$f(z)$ analytic, then $|f(z)|$ or $\arg(z)$ constant, then $f(z)$ constant Ir order to show that $f(z)$ is constant I need to show that its partial derivatives are all $0$, that is:
$$\frac{\partial u}{\partial x} = \frac{\partial v}{\partial y} = \frac{\partial v}{\partial x} = -\frac{\partial u}{\partial y} = 0$$
I tried this:
If $|f(z)|$ is constant, then $\sqrt{u^2+v^2} = c \implies$
$$\frac{2u}{2\sqrt{u^2+v^2}}=0\implies u = 0$$
and
$$\frac{-2v}{2\sqrt{u^2+v^2}}=0 \implies v = 0$$
That's strange because I didn't even use Cauchy-Riemann and I tought it would be necessary. Also, how to do the part of the argument?

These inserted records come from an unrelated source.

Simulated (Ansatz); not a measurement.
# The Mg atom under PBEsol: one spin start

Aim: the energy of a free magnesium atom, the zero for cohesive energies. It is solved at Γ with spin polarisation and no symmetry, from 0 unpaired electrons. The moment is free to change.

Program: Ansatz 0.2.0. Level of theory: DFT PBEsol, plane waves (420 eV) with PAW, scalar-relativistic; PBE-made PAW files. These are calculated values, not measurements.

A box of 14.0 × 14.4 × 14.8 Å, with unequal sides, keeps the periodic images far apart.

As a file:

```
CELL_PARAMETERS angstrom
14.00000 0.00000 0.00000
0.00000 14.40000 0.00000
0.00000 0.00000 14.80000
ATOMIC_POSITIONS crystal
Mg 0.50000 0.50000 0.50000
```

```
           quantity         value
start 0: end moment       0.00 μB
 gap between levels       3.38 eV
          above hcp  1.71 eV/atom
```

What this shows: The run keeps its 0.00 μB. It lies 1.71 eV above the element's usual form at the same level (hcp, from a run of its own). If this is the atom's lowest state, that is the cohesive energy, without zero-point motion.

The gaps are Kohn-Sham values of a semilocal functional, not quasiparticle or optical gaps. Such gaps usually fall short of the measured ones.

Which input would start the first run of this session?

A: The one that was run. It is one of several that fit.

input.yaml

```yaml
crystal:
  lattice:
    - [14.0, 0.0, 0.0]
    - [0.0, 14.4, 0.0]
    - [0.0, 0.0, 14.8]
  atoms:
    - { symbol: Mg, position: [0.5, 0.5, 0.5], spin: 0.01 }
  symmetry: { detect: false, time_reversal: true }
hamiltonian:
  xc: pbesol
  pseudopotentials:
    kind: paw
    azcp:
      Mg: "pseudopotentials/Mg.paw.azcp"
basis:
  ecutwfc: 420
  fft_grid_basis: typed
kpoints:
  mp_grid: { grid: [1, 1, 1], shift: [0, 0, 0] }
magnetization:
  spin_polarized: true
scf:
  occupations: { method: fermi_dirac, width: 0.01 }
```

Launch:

 A: A possible problem with your argument is that $u$ being related to $v$. 
In a simplified example with $u=x$, $v=y$, let $\sqrt{x^2+y^2}=1$. When we take a "derivative" of this with respect to $x$, we consider $y$ as a dependent variable, not an independent one. Of course, this does not yield $x=y=0$. 
So, in this one, we need Cauchy-Riemann.
A: Careful! You're treating the functions $u,v$ as variables. You should be differentiating the modulus $|f|$ with respect to $x$ and $y$, not with respect to $u$ and $v$. So, e.g.,
$$ 0 = \frac{\partial |f|}{\partial x}(x,y) = \frac{uu_x + vv_x}{|f(x,y)|} $$
and so long as $|f|\neq 0$ (why may you assume this?) you may conclude that the vector $(u,v)$ is orthogonal to the vector $(u_x,v_x)$. Likewise, $(u,v)$ is orthogonal to $(u_y,v_y)$. Now you are in a position to use Cauchy-Riemann ...
For the argument, recall from polar coordinates that $\tan \arg(w) = y/x$. Then differentiate as above and apply Cauchy-Riemann.
A: The equation $\sqrt{u^2+v^2} = c$ implies the pair $(u,v)$ is constrained to lie on the circle of radius $c$ centered at $0$.  It is impossible for $u$ to change while $v$ remains fixed and at the same time stay on that circle.  But the derivative of $\sqrt{u^2+v^2}$ with respect to $u$, which you computed, is not valid unless you're talking about $u$ changing while $v$ is fixed.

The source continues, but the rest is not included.